A new central government subsidy program will be used to try to break the deadlock in Okinawa Prefecture over the controversial relocation of U.S. Marine Corps Air Station Futenma.
The Cabinet of Prime Minister Yoshihiko Noda is under intense pressure from Washington to show tangible results on the stalled relocation, and on Sept. 26 Noda announced that strings dictating how Okinawa should spend development support subsidies from the central government would be removed.
Okinawan politicians have long campaigned for restrictions on the subsidies to go, allowing them a freer hand to decide the island's development goals.
But, while some Tokyo insiders see the subsidy concession as a way of getting local acquiescence for the military base move, Okinawa Governor Hirokazu Nakaima is steadfastly insisting that the two issues are totally unconnected.
After learning of the new subsidy program on Sept. 26, Nakaima told journalists: "Relocation of Futenma airfield is a separate issue (from new subsidies). It is questionable to link the subsidy program and relocation."
The Okinawa Policy Council meeting at which Noda announced the new subsidy structure was scheduled before the end of September, when the budget request for fiscal 2012 will be submitted, in an effort to build support in Okinawa and help grease the wheels for the relocation of the U.S. airfield in Ginowan to the Henoko district of Nago in the same prefecture. U.S. President Barack Obama pressed Noda for specific results on the Futenma issue at a meeting on Sept. 21.
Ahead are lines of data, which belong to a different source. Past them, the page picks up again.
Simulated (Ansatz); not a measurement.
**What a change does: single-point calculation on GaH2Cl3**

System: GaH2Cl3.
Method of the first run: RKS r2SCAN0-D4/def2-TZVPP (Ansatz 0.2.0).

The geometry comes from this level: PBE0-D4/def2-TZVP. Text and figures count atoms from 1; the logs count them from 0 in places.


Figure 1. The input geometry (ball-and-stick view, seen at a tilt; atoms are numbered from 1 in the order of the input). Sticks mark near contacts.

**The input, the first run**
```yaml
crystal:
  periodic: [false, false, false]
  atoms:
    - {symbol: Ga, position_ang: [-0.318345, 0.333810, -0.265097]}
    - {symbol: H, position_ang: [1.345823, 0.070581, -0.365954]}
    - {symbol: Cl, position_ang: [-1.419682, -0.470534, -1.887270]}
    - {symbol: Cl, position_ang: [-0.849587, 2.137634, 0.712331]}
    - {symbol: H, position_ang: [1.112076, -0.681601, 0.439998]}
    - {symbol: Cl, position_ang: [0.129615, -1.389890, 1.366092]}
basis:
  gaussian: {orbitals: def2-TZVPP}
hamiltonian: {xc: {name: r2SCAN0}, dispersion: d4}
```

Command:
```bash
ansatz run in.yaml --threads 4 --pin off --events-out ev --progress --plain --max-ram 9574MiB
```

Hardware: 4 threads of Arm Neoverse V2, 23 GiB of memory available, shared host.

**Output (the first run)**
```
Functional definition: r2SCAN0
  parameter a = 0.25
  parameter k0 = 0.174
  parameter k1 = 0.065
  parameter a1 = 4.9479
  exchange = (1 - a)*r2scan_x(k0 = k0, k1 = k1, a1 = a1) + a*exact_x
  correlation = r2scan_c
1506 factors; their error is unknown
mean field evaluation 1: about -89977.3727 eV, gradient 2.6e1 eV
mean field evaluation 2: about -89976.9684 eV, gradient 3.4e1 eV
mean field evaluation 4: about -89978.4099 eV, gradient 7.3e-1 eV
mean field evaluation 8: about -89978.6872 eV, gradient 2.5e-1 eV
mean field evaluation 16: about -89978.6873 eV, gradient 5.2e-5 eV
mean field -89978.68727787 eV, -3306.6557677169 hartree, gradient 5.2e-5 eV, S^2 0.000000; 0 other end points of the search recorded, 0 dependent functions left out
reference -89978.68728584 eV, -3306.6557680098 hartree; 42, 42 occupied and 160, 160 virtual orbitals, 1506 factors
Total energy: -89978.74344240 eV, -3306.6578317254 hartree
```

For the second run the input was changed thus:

Chief Cabinet Secretary Osamu Fujimura stressed the novelty of the subsidy initiative on Sept. 26: "We have proposed untied subsidies, a pending issue, for the first time," he said. "We started to move forward this morning."
However, there is skepticism in the ruling Democratic Party of Japan and on Okinawa over whether the subsidy concessions will give Noda the momentum he needs.